It is June, and I count my blessings.
Vines dripping in snap peas. Bowl after bowl of strawberries. Lettuces grown so large, I cradle one leafy head like a toddler in my arms. And carrots. I’ve never had much luck with carrots, but, this year, carrot tops are waving in the breeze like a dense fern forest.
And these are not my only blessings. Four wild, whooping noisemakers munch on raw peas and hunt for strawberries. Two boys can usually be found up a tree. One small girl runs after the kitties, grabs small green cherries from the low-hanging branches of the sour cherry tree, and never looks back at the big sister who follows, calling, “Elsa, come back. Elsa, are you ready to go inside?”
Yet even blessings can weigh you down and wear you out. Four small faces sticky with berry juice seem to ask more of me than I have to give.
***
***
We like to speak of callings. We acknowledge the dignity of difficult work when we say I am called to this.
And parents do the same. I am called to mother. I am called to father. But I have always imagined a calling to be like the revelation of something already there. God has called me to be a writer. God has called you to be a teacher. Or an encourager. Or a farmer. This is calling as the meeting place of God’s work and your talent.
Which is why I have never said I am called to be a mother. I am blessed, richly blessed, with four young children, but I have no particular talent for the work involved. On tired afternoons, I might even say my need for quiet, alone time makes me especially unsuited for the job.
***
Perhaps I have misunderstood the word. Perhaps a calling has nothing to do with talent or giftedness or any kind of suitability at all. Was a poet shepherd suited to battle giants? Was a young boy asleep in the temple especially gifted at hearing the voice of God?

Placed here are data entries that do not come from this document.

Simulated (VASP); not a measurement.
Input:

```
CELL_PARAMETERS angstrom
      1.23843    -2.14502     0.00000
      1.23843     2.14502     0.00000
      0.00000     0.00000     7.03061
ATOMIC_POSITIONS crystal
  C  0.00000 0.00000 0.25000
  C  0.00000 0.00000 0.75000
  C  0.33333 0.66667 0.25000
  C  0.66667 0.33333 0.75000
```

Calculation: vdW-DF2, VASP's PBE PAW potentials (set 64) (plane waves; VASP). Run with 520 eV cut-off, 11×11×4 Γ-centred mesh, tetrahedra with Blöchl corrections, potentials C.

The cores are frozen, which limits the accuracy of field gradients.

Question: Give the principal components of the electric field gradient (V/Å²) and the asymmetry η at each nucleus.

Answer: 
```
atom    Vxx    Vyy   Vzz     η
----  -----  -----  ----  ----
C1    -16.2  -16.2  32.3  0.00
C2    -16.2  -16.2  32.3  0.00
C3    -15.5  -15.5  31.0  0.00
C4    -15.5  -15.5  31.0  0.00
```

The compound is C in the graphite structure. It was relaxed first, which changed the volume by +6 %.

It seems he wasn’t. Three times Samuel got up from his bed having confused the voice of heaven’s King with the voice of his master Eli.
And so I acknowledge all the ways I can never measure up to the blessings I’ve been given. But I will follow in Samuel’s incompetent but faithful footsteps. I will say, “Speak, for your servant is listening.”
And I will tell of what I hear.
Because our God calls.
What a blessing this morning Christy as I sit numbed by the call to direct VBS!!! Thank you for the grace and mercy your meesage offers!!!!!!!!!!
xo
And praying continued grace and mercy for you, Tracy.
Christie, I love this! How glad I am that you are called to be a writer. So often your talent meets up with God’s work in my life. Thank you.
Thank you, Brenda! Your words are such an encouragement. Bless you.
Savoring each word and whispering “Amen” with bowed head under a lone candle flame this morning. Thankful for you Christie.
And me for you. Thank you, Shelly.
so beautiful, and resonates so deeply with me. thank you, again, for sharing your gift, Christie.
Thank you, Amy! I’m always so grateful for your presence here.
Yes… Yes. This is for me too. How I know, soul-deep the truth of this. Thank you, Christie.
Thank you, Kris. It means so much to know I’m not alone in this.
Another thought provoking gem Christie. But if someone were to ask you if you truly love your children, what would be your reply?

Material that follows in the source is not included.